Revealed: LAPD used strategic communications firm to track defund the police online – The Guardian

The Los Angeles police department worked with a Polish firm that specializes in strategic communications to monitor social media and collect millions of tweets last year, including thousands related to Black Lives Matter and defund the police, according to records reviewed by the Guardian.

Internal LAPD documents, obtained by the Brennan Center for Justice through public records requests, reveal that the department conducted a one-month trial of social media monitoring software from Edge NPD, a company that typically worked in advertising and marketing, had no prior experience contracting with law enforcement and was based thousands of miles away in Warsaw, Poland.

During the trial in fall 2020, Edge NPD tracked tweets on roughly 200 keywords for LAPD, the records show. In the process, the software collected millions of tweets, according to Edge NPDs CEO, Dobromir Cias. The data set included tens of thousands of tweets related to Black Lives Matter and racial justice protests, some of them from prominent Black activists outside LA and private civilians advocating for reforms, the files show.

The records suggest that LAPD was interested in using the companys services in part to help the department respond to negative narratives. Cias told the Guardian the company also aimed to flag possible threats.

The documents did not reveal what LAPD did with the data that was collected, and the department did not respond to repeated requests for comment.

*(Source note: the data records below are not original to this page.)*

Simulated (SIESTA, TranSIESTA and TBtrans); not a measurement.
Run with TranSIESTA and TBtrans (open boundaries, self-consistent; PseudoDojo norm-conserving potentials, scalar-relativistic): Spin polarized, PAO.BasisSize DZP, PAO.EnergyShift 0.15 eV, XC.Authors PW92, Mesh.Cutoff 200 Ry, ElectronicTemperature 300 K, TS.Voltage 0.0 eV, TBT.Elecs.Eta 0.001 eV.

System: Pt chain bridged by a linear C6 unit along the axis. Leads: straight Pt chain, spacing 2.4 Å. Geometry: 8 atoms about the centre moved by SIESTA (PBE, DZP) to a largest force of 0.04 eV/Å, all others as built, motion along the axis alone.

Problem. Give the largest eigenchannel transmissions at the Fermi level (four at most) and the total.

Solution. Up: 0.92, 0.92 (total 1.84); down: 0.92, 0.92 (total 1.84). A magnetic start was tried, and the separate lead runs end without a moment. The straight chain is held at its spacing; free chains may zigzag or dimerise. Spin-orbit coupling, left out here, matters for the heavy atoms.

LAPD ultimately did not pursue a permanent contract with the firm. But still, experts said, the trial raised serious concerns.

They wondered about the effectiveness of pulling in so much data, in so little time. Some said that, although law enforcement, journalists and researchers regularly monitor public online activity, it was troubling that a police agencys social media monitoring activities appeared to include tracking a broad swath of critics. And the partnership also raised questions about oversight of surveillance technology, as well as police agencies data collection practices.

LAPDs test run with Edge NPD came as law enforcement agencies have increasingly been forced to take their investigations online, and have sought tools to do so. Tech firms have responded by pushing new innovations and pursuing police contracts, and LAPD and the New York police department, with some of the largest budgets in the US, have often been at the forefront of piloting software.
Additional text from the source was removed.